February 20, 2015 by max

Trouble is, once again, brewing in the eurozone, and politicians, journalist and bureaucrats are doing their best to provide commentary and solutions to the ongoing crisis. Yet it seems that very few understand the root of the problem.

This is an explanation of problem with the Euro, and the 2 possible solutions.

Imagine a German and a Spanish carpenter shop.  In 1999 they both proudly present their new line of wooden chairs – the Spanish chair being made from Olive trees and the German one made by precision machinery. Both chairs are sold for €100. They’re both spectacular successes and all is well in both carpenter shops. But the Germans with their precision machinery are good at improving their production process. They buy better machines, they optimise their processes and they cut down on scrap wood. The Spanish aren’t quite as good at the productivity game, so their production process doesn’t improve as much. It seems Germans just have a knack for clever solutions that make the chair-building process better and faster.

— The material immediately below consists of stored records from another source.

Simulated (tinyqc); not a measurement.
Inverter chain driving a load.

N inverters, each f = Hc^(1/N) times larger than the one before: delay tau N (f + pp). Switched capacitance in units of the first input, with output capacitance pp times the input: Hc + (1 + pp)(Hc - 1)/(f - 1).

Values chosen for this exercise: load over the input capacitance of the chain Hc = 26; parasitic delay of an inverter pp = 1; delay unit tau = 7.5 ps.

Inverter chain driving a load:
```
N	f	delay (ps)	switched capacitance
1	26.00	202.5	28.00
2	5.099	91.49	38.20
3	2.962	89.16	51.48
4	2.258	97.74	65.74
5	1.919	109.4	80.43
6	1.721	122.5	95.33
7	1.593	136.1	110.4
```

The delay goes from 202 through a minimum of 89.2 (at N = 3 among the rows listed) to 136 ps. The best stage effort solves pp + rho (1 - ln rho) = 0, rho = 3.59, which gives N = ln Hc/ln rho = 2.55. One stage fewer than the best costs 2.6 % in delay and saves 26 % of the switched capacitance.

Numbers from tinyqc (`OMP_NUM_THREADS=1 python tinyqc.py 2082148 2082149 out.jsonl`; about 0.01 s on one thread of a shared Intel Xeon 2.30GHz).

Because the Spanish workers aren’t as good as the German at optimising chair-making their chairs become more expensive over time. Let’s say that in 1999 a worker could make a chair for €75, and the carpenter shop made a neat profit of €25 – whether it was German or Spanish. As you can see in the graph below in 2005 a German worker could still produce a chair for €75, while a Spanish worker could produce it for €75*1.15 = €86. The German carpenter shop still makes a neat profit of €25 per chair, while the Spanish shop now only makes €14. All because of those pesky Germans and their knack for being ever more productive. For the Spanish shop things will only get worse, and in 2008 they start losing money on the chairs when they sell them for €100 since their unit labour cost has shot up. They just can’t compete with the Germans. Note that this isn’t necessarily because the Spanish workers are lazy, it’s just that the Germans have better machines, infrastructure and processes at their disposal.


euro_zone_unit_labour_costs

 

As you can also see in the graph this is a trend that reverberates around all the southern periphery of the Eurozone. Greece, Spain, Italy and Portugal are all in trouble because they can’t follow the German growth in productivity. Their carpenter shops go broke while the Spanish consumers start buying German chairs because they are cheaper. The German carpenters make boatloads of money because they sell lots of chairs to the Southern European countries whose carpenter shops have gone out of business because they can’t make chairs as cheaply as the Germans. They’re still slaving away at manual lathes while the Germans push buttons on a CNC machine.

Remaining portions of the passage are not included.